The City of Holland hosted a city commission meeting last Thursday, May 5. This meeting included a presentation by Peter Garforth, hired by the city of Holland and Holland Board of Public Works to present his findings in regards to Holland’s energy future. Garforth, former Owens Corning executive and head of an energy consulting firm, developed the Community Energy Efficiency and Conservation Strategy Plan (CEP) in response to the need for a sustainable future for the lakeshore community. He emphasized that the ideas in the CEP are just that, ideas. They are very much preliminary and only suggestions in the process of Holland’s decision.
Goals of energy competiveness, security and the environmental impact were discussed in regards to the estimated future residential growth of Holland, forecasted from a current 33, 100 to 41,100 over the next 40 years.
The estimated population growth will inevitably increase energy demands, which will cause greenhouse gas (GHG) emissions to rise, as well. According to projected data, the GHG evolution for the City of Holland in 2050 would be about 38 metric tons per capita, which is higher than the United States and EU projected average. The plans proposed by the CEP would drop these levels to as low as 9 tons per capita.
The CEP’s official mission is to:
“Enhance City attractiveness to investors, businesses and residents through cost effective, reliable clean energy supply.”
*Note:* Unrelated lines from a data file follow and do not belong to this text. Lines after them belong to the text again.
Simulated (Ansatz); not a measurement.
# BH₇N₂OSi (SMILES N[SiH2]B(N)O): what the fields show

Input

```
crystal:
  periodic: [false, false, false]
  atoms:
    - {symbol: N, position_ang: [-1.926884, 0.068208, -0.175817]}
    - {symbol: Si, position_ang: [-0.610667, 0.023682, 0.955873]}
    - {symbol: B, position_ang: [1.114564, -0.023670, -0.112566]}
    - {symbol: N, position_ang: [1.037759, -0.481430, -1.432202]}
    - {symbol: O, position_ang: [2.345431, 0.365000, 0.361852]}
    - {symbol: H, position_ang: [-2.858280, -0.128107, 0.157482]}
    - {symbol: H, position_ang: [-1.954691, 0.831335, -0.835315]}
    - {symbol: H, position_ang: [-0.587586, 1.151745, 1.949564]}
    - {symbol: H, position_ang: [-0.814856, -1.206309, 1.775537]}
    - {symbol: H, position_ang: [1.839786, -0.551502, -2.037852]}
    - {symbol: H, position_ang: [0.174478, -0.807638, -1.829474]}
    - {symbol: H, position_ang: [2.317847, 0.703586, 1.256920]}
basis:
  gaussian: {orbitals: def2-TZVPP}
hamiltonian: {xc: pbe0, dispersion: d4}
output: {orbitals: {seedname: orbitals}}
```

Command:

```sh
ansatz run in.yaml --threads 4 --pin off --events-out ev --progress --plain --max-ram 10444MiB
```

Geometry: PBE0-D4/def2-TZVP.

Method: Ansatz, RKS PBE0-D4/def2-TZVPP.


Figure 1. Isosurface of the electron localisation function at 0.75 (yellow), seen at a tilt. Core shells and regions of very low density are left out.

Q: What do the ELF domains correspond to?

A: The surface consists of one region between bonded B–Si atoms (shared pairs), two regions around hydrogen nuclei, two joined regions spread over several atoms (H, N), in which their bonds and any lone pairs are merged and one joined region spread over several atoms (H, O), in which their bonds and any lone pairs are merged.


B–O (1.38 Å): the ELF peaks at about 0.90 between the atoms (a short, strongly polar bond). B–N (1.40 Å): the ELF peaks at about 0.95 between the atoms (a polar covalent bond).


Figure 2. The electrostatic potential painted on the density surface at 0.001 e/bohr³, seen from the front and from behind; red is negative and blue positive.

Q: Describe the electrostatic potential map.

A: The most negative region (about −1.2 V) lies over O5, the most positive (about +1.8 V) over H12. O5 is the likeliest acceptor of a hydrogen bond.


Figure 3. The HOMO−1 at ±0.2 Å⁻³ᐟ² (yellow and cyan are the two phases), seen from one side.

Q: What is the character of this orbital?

Providing residents with local, reliable energy is the goal of CEP. More specifically, creating energy that is cheaper than neighboring communities, making sure it is compatible with the U.S. Conference of Mayors Climate Protection Agreement, keeping the industry flexible to changing market legislature, technologies and fuel costs, and striving to be leaders in forming regional energy productivity strategy.
The framework of CEP takes a sensible approach of don’t fix it if it isn’t broken, and if it is, try to find a carbon-free solution.
Three Future Scenarios
Garforth proposed three scenarios for Holland’s future, each focusing on efficiency and detailing the allocation of energy standards and regulations to increase sustainability for the community.
Scenerio A focuses on homes and buildings. This proposal includes energy efficiency packages for Holland Single Family homes, energy performance labeling similar to current Energy Star labels, supporting alternative fuel usage and more efficient transportation requiring new construction be sustainable, and considering district-wide heating.
Scenerios B and C include the benefits of scenario A as well as various ways of increasing alternative fuel production and usage.
If Garforth’s plans are implemented, the Holland community would see not only reduced GHG emissions and positive environmental impacts, but higher property values, lower utility costs, competitive energy services and the addition of high-quality industrial jobs, just to name a few.
Holland would also gain a competitive advantage from neighboring towns and cities, which would come with any type of energy efficiency implementation. Since the popular ‘less is more’ benefits are mostly seen in the outcomes, starting the process earlier will net more business and revenue sooner.
Garforth’s ideas will help the city decide which direction to take Holland, but energy solutions and implementation will ultimately lie with the Holland City Council, the Board of Public Works, and the people of Holland.
Public Outreach and Plan Dissemination
Spreading the word about this plan and beginning new, sustainable energy innovations needs to begin in the community: at local churches, schools, watering holes and town centers.
In light of Garforth’s significant findings, the City of Holland should begin a community discussion about a cleaner and more sustainable energy future.